And if it’s not JSON because of space restrictions, BERT or something similar could be used, it supports compression out of the box and is not restricted to printable characters.
I’m pretty sure there is a Java implementation out there…
You can even make this converter a port, or use jerlang or what was its name to call Java code directly…
And I never told you to change that. I have understood that you can not change the legacy system.
What we are suggesting is that you write a “third” program in Java, that does the conversion, depending on the type of the value in the map, either write out JSON or XML or BERT (aka Erlang External Term Format).
You have already Java code that shows you how to load the dump. Therefore loading and converting from there is probably the easiest thing to do.
Trying to load the unknown encoding in elixir/erlang code will be a lot of pain. We are just suggesting the easier ways. The BEAM is good in letting other programs work. Use it!

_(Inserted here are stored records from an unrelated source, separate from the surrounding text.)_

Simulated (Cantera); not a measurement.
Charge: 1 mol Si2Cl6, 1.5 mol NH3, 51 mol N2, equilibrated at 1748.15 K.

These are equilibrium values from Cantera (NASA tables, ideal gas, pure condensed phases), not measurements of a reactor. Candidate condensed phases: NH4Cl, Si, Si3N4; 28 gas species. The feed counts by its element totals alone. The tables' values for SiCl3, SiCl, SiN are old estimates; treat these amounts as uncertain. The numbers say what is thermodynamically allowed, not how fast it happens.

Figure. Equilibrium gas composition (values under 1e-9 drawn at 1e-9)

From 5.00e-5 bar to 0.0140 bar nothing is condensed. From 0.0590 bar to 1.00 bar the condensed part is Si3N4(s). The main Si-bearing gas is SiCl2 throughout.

I wouldn’t classify serialized Java objects as a “common data structure”. You’d encounter similar problems trying to use Elixir to read data stored from Ruby’s Marshal, Python’s pickle or PHP’s serialize, all of which are intended for language-specific structure-preserving data storage.
Compare those to Erlang’s external term format, which is extensively documented specifically for interoperating with non-Erlang code.
+1 to writing an adapter program in Java, to let Java handle decoding its own data structures.